Transparency

Status: Optimization

Introduction

How often do you go shopping, whether physically or online, find the products you are looking for and buy it without much of a second thought except for your imminent desire for this product. My guess would be most of the time, but what if you found out that this particular company forced cheap laborers, employed children or just destroyed a priceless natural landscape to gather the materials? You would probably think twice before buying it. But then again would you do the research to gather the information?

Breakdown

This is a complex situation, thus as a starting point, let us dissect this quote taken from A Brief History of the Masses (Jonsson 43)

“At the very moment when the third estate constitutes itself as the voice of the nation, a new distinction thus emerges. On the one hand, the most dynamic elements of the bourgeoisie step forward as universal citizens acting in the interest of the people, the plebs, or le menu peuple, who because of their poverty and ignorance can't conceivably participate in the political decisions that are made in their name. ”

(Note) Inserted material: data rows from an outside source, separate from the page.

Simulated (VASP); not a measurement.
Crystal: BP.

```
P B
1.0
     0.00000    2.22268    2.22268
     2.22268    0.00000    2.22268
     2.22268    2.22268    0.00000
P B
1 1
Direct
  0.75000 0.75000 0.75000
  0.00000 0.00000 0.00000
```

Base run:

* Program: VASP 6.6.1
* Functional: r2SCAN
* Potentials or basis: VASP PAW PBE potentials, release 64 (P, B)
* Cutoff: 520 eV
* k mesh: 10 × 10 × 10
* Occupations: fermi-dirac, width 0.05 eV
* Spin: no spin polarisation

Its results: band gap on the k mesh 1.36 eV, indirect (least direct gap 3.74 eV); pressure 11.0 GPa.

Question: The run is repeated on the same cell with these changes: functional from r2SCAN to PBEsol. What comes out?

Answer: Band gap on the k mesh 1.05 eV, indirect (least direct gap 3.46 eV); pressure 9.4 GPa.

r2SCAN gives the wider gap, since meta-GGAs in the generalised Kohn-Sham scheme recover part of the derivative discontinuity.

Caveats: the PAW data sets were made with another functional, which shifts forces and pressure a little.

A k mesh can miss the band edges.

This relates to democracy in the making during the French revolution. Let us remember these events were set in motion to empower the people and, in a way, the bourgeoisie used the masses' raw power to place themselves into power, as the people joined willingly due to living conditions getting worse. Here we can make an obvious parallel with the “gilet jaune” movement occurring at the moment in France. In the modern case, there are people working up to three part-time jobs (Donada) and being victims of a 100% increase in energy cost (“Retour sur l'augmentation du prix de différentes énergies”). Around the world there have been changes in living conditions and opportunity, but everyone is too busy to dig into it. It is understandable that when you finish your long hours all you want is to sit down and forget everything by playing video games, looking at series, videos or memes and you certainly do not want to go into the complexity that encompasses the cheap product you buy that helps destroy life.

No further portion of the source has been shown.